I’ve been a fan of Michael Moorcock’s Elric saga for quite some time, ever since high school when I came across those exotically covered paperbacks in the library.
The Elric books are incredibly imaginative, full of ancient civilizations, wicked sorcerors, mighty magics, and the eternal struggle between Order and Chaos. And above all else, they feature arguably one of the most tragic heroes in all of fantasy literature, the albino warrior Elric of Melniboné, who is fated to destroy everything close to him and is inextricably tied to his soul-eating sword Stormbringer. And who doesn’t love a tragic hero?
However, when I’ve picked up the novels lately, I’ve found the unrelenting gloom and despair rather tedious, regardless of how skillfully and fantastically Moorcock writes.

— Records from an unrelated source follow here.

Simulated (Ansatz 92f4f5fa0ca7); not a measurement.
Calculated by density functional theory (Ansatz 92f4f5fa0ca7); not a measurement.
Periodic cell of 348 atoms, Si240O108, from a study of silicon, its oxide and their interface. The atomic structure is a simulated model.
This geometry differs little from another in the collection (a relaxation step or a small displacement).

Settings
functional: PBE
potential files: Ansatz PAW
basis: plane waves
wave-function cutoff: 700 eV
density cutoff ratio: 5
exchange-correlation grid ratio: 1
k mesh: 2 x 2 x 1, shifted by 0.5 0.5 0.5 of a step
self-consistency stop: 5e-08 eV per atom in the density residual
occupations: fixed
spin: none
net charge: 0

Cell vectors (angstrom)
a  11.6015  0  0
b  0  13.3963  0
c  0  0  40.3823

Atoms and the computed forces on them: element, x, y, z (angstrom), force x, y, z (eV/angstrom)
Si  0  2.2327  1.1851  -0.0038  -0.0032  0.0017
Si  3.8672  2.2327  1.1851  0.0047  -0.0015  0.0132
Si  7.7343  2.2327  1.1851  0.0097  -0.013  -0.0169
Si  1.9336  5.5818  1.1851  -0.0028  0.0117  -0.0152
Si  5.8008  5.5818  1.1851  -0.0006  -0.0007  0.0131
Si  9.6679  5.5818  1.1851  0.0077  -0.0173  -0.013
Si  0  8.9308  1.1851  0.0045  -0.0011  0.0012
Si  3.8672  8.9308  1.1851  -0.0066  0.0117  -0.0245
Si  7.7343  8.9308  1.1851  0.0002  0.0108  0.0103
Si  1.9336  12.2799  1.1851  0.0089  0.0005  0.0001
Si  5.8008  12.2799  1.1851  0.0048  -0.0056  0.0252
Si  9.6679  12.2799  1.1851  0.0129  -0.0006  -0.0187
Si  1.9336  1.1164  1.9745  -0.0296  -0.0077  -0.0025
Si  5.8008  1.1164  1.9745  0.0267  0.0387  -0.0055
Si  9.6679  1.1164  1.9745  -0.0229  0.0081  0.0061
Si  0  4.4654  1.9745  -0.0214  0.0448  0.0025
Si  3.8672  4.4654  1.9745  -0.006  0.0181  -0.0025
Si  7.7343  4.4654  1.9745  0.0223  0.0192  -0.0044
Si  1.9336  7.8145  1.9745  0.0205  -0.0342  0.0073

For example, there’s this passage from the end of The Sailor on the Seas of Fate:
Outside in the middle of the square, at noon, still lay the lonely body of the last Vilmirian crewman. Nobody had known his name. Nobody felt grief for him or tried to compose an epitaph for him. The dead Vilmirian had died for no high purpose, followed no fabulous dream. Even in death his body would fulfill no function. On this island there was no carrion to feed. In the dust of the city there was no earth to fertilize.
Elric came back into the square and saw the body. For a moment, to Elric it symbolized everything that had transpired here and would transpire later.
“There is no purpose,” he murmured.
Perhaps his remote ancestors had, after all, realized that, but had not cared. It had taken the Jade Man to make them care and then go mad in their anguish. The knowledge had caused them to close their minds to much.
Or this passage from the end of Stormbringer, which brings Elric’s adventures to a close:
“But what is the meaning of it all?” Elric said. “That I have never fully understood.”
“Who can? Who can know why the Cosmic Balance exists, why Fate exists and the Lords of the Higher Worlds? There seems to be an infinity of space and time and possibilities. There may be an infinite number of beings, one above the other, who see the final purpose, though, in infinity, there can be no final purpose. Perhaps all is cyclic and this same event will occur again and again until the universe is run down and fades away as the world we knew has faded. Meaning, Elric? Do not seek that, for madness lies in such a course.”
“No meaning, no pattern. Then why have I suffered all this?”
“Perhaps even the gods seek meaning and pattern and this is merely one attempt. Look — ” he waved his hands to indicate the newly-formed earth. “All this is fresh and moulded by logic. Perhaps the logic will control the newcomers, perhaps a factor will occur to destroy that logic. The gods experiment, the Cosmic Balance guides the destiny of the earth, men struggle and credit the gods with knowing why they struggle — but do the gods know?”
“You disturb me further when I had hoped to be comforted,” he sighed. “I have lost wife and world — and do not know why.”
Both of these passages typify the existential gloom that permeates the novels. On the one hand, such gloom lends the novels a hard, sometimes cynical edge that is refreshing when compared to much of fantasy literature, which seems devoted to repeating the same Tolkien derivations again and again. Indeed, Moorcock wrote the series partly as a rejoinder to the works of Tolkien and C.S. Lewis. However, that same gloom and despair makes it difficult for me to find much ultimate value in the novels.
While I certainly appreciate and enjoy elements of Moorcock’s style, and the world in the novels is certainly creative and has few peers, there’s something rather soul-crushing about them, the cynicism and existential doom ultimately draining one, much as if they’d been stabbed by Stormbringer itself.